Inheritor of a rare music legacy, Somjit Das Gupta is going places.

Photo: Anu Pushkarna.

Somjit Das Gupta...Multifaceted artiste.

WHEN SOME rich and famous musicians were busy campaigning for themselves hiring public relation offices, some were quietly struggling to save the fading musical legacy, vocal and instrumental. While some gurus were promoting their progenies without preparing them properly, even sidelining their more deserving disciples, some other gurus preferred to share space with their students to introduce them to the music lovers. And such disciples too, gave gurudakshina by directing all the limelight towards their gurus while preferring to stay in the background themselves. Such guru-shishya parampara is being maintained by Radhika Mohan Moitra and his disciple Somjit Das Gupta.

Moitra, the late exponent of sarod as well as related traditional instruments like the rabab, sur shringar, Mohan veena and sur rabab, not only taught Somjit these instruments but has also left this legacy for him to inherit. Somjit is now the only carrier of this musical legacy in the world. He not only inherits his guru's 60 antique instruments that date back to two to three centuries but also keeps buying such instruments wherever he sees them.

"I have got several offers from established companies to promote them with their logo. But I don't want to get into consumer race," he reasons. At present he has a collection 105 of these rare instruments which are "still playable". For instance, he is a proud possessor of 270-year-old Dhrupadi rabab, Mohan veena, dilbahar, navdeep that his guru invented and many more.

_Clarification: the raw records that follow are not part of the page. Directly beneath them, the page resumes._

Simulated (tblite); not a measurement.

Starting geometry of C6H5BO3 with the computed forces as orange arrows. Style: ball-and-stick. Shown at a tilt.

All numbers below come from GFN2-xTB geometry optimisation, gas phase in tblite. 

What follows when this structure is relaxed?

"My guru was media shy. But he would take me on stage and promote me wherever he could," says Somjit.

Earlier Somjit performed in Bangalore, Kolkata and Delhi. As his fame spread, in 2003 he was invited to France, Switzerland, Italy and Austria for performances. Now again, Somjit is going on a-two-month long tour this Sunday to perform and deliver lecture at Ciet de la Musique and Musee de la Musique in Paris, Saraswati House, a music conservatory in Italy, Zurich and Geneva in Switzerland, Vienna University in Austria and in Germany.

A teacher too

Also a trained terracotta and ceramic artist, Somjit has composed music in a compilation of Ritwik Ghatak films too. Also a doctorate from the University of Calcutta in Temple Architecture of Bishnupur, he is now teaching the instruments to a select few. "Four of my students are in India and one in Zurich. I tell them they should not aim for publicity or jump to perform without proper preparations. I have taken only those students who know it is not going to fetch them any money," he says.

Before you ask how he maintains such a big collection of rare musical instruments, he requests, "Please mention Mohan Lal Sharma, the man who is with me for five years and is the key restorer of my musical legacy."

Now, how many people acknowledge that?